What do you call a midget with down syndrome who shows up late for work?



A little tardy.
 
Sorry I'm late to the thread, there was a blackout on my street.

Took the police 3 hours to shoot him

Racist and topical.

giphy.gif
 
What does a white dude do if he catches his wife cheating?

Apologise
 
What's the difference between a boy scout and a jew?

A boy scout comes back from his camp.
 
This one is a good one you can use with your friends.

Ask them to rate sexual positions based on a scale of 1 to 10.

So start with something like missionary, they say something like "6.5/10" or whatever.

Then doggy? "8,5/10"

69? "7,5/10"

A blowjob? "9/10"

Then ask them; getting a BJ?
 
A black kid is baking a cake with his grandma. She asks him to pass her the flour and he accidentally spills it all over himself. Covered from head to toe, the kid starts laughing hysterically and says "hey grandma, look at me, look at me; I'm a white guy." The grandma slaps him and says, "go show your father what you just did."

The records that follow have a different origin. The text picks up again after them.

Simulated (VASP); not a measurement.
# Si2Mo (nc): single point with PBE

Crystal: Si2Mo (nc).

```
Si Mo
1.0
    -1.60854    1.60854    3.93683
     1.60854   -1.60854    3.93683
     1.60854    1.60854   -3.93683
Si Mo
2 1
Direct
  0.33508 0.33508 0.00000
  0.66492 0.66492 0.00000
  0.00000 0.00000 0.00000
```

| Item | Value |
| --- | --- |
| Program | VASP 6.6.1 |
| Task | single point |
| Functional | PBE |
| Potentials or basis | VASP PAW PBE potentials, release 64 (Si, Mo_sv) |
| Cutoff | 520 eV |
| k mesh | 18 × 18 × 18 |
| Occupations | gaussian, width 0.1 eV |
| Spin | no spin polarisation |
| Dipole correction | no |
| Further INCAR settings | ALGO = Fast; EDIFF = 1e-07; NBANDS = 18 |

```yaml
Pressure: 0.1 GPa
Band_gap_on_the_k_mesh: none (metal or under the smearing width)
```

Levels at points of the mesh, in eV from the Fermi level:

The kid, now a bit confused and apprehensive but still finding his situation funny goes up to his father and says; "hey dad, look at me, look at me, I'm a white guy." The father gets upset and smacks the kids and tells him to go show his mother what he just did.

Now the kid is totally confused and very apprehensive. He cautiously walks up to his mother and wearily says; "mom, look at me, i'm a white guy." The mom follows suit and smacks the kid and tells him to go clean himself up and the mess.

The kid walks into the kitchen and the grandma asks; "well, what did you learn?" The kid looks up at his grandma with a stern face and says...

" I've learned that i have only been white for 5 minutes and already distrust you people."
 
A man went to the doctor and said "every time I look in the mirror I get an erection"

The doctor replied "that's because you look like a cunt"

!!!!!!!!! Thanks. I will use this
 
Why are all Jewish men circumcised ?


Because their women won't look at anything that's not 10% off.